10 May 2023 11:46 AM GMT
The Delhi High Court has observed that a wife can seek production of evidence or documents to prove the charge of adultery levelled by her against the husband in a divorce petition before family court and same will be in consonance with section 14 of Family Courts Act.“….when a wife seeks the help of the Court for procuring evidence which would go a long way to prove adultery on the part...
The Delhi High Court has observed that a wife can seek production of evidence or documents to prove the charge of adultery levelled by her against the husband in a divorce petition before family court and same will be in consonance with section 14 of Family Courts Act.
“….when a wife seeks the help of the Court for procuring evidence which would go a long way to prove adultery on the part of her husband, the Court must step in; this would be in consonance with Section 14 of the Family Courts Act which gives a leeway to the Court to consider evidence which may be not admissible or relevant under the Indian Evidence Act,” Justice Rekha Palli said.
Section 14 states that the family court may receive as evidence any report, statement, documents, information or any other matter which it think may assist the court to deal with a dispute, whether or not the same would be otherwise relevant or admissible under the Indian Evidence Act, 1872.
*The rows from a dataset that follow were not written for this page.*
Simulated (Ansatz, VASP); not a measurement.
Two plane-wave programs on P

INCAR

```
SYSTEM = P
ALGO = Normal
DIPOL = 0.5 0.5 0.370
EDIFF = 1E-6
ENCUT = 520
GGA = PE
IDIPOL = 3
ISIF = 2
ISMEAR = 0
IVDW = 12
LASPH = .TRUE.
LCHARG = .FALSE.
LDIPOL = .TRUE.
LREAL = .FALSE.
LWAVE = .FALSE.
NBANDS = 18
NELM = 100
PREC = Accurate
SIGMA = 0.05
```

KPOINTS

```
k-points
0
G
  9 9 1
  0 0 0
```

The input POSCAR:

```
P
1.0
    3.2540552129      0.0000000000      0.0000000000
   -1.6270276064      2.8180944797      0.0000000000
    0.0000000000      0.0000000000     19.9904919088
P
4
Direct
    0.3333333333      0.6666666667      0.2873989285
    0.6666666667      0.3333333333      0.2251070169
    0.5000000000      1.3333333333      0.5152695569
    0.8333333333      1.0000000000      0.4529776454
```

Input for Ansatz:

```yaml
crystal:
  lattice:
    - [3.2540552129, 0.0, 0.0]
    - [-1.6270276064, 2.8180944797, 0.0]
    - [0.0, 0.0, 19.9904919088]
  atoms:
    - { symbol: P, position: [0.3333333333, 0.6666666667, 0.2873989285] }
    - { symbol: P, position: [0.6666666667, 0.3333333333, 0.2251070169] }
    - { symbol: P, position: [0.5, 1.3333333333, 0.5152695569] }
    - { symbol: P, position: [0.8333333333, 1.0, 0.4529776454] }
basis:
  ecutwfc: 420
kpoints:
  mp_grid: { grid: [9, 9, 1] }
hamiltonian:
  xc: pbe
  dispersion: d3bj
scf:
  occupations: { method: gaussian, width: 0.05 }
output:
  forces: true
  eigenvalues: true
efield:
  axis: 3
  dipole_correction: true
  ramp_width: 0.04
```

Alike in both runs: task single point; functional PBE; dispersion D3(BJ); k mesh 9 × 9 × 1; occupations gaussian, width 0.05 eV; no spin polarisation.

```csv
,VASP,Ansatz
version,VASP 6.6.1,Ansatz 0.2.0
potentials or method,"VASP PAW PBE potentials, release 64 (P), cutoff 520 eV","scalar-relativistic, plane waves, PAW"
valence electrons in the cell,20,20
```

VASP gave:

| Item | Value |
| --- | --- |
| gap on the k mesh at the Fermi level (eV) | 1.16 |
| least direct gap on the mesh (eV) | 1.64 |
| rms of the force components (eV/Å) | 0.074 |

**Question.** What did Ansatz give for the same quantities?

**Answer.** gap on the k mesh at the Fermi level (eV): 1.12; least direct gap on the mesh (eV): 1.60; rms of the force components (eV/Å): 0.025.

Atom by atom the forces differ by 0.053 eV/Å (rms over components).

The court made the observation while dismissing a husband’s plea challenging two orders passed by the family court allowing the wife’s applications for seeking preservation of CCTV footage of a hotel where he was allegedly indulging in adultery with a lady, and summoning of the hotel room’s records.
The parties were married in 1998 and a girl child was born in 2000. However, last year, the wife filed a petition before the family court seeking divorce on the ground of adultery and cruelty against the husband. She further alleged that the husband also had an illegitimate child from the adulterous relationship.
It was her case that unless the information as directed by family court is brought on record, she may not be able to prove the charge against her husband.
Before the High Court, the husband’s counsel opposed the allegations of adultery and cruelty levelled against him and contended that he merely met one of his friends who along with her daughter, was at the same time, coincidently staying at the same hotel.
It was submitted that the family court could not have directed a fishing and roving enquiry so as to collect evidence for the wife.
The husband also took a plea that the divulgence of information sought by the wife would be violative of his right to privacy and also that of the lady and her minor child.
Denying relief to the husband, Justice Palli said that the wife not only placed various photographs on record showing the husband in “close proximity” with the lady friend but also provided details of the room and dates on which according to her, the legally wedded husband was staying with the lady.
“The respondent is the estranged wife of the petitioner who obviously does not has any direct evidence of her husband indulging in acts of adultery. By resort to Section 14 of the Family Courts Act, she is, only trying to seek production of evidence which she reasonably believes will prove her charge of adultery which by its very nature can be inferred only from circumstances,” the court said.
Furthermore, it observed that the wife was able to make out a prima facie case against the husband and that the information which she was seeking would be relevant for proving the charge of adultery.
Observing that the court has to necessarily strike a balance between the conflicting rights of the wife and husband, the court said:
“….I am inclined to accept the respondent’s plea. The petitioner’s claim is based solely on the right to privacy which, as held in K.S. Puttuswamy (supra) and Joseph Shine (supra) is not an absolute right; on the other hand, the respondent’s prayer is based not only on morality but also on specific rights granted under the Hindu Marriage Act and the Family Courts Act. I, therefore, have no hesitation in holding that the respondent’s right must prevail and therefore, find no reason to interfere with the impugned orders.”
The court said that the impugned orders passed by the Family Court only pertain to the production of records and do not deal with the question as to whether the record would in itself be sufficient to prove the charge of adultery against the husband.
Noting that the stage to determine the sufficiency of evidence is yet to arrive, the court said:
“The learned Family Court by way of the impugned orders has sought records which pertain only to the respondent’s husband and not to his friend or her daughter. There is, therefore, no question of their right of privacy being violated in any manner.”